Zimbabwe’s Social Security Authority Takes 84% Stake In Troubled Bank
13 February 2012
The state-run Herald newspaper quoted Renaissance Bank Curator Reggie
Saruchera as saying NSSA will inject US$10 million and convert to equity an
earlier US$8.5 million loan to the bank that cannot be repaid
Gibbs Dube | Washington
Zimbabwe’s National Social Security Authority has taken an 84 percent
controlling stake in Renaissance Merchant Bank, placed under curatorship
last June by the Reserve Bank of Zimbabwe in response to irregularities and
a US$16-million hole in its accounts.
The state-controlled Herald newspaper quoted Renaissance Bank Curator Reggie
Saruchera as saying NSSA will inject US$10 million into Renaissance and
convert to equity an earlier US$8.5 million loan to the bank that cannot be
repaid in cash.
The Herald quoted Saruchera as saying the authority will move the bank out
of curatorship within weeks and help it meet the minimum capital
requirements set by the reserve bank. For a merchant bank that is US$10
million.
The NSSA deal caused a stir in parliament and the finance sector last June
when it was made public. Critics charged that Finance Minister Tendai Biti
had engineered the deal for the benefit of relatives in bank management.

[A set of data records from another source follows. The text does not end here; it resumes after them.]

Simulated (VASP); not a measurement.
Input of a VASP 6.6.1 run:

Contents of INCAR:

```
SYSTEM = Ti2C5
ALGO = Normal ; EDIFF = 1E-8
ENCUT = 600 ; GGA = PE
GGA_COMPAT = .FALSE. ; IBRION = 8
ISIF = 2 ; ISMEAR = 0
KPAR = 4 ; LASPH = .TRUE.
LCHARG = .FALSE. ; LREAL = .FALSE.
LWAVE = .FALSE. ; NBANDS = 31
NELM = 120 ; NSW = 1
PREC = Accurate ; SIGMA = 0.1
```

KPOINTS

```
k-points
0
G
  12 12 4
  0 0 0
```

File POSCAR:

Biti dismissed those allegations.
Percy Mcijo, Matabeleland regional officer of the Zimbabwe Congress of Trade
Unions, said the deal will not benefit retirees now drawing pensions of
US$60 a month.
“NSSA should seriously consider giving workers housing loans and increasing
pension benefits for retirees who are normally sidelined in such deals,”
Mcijo said.
Economist Prosper Chitambara said the social security authority will reap
the benefits of the deal when Renaissance eventually turns a profit.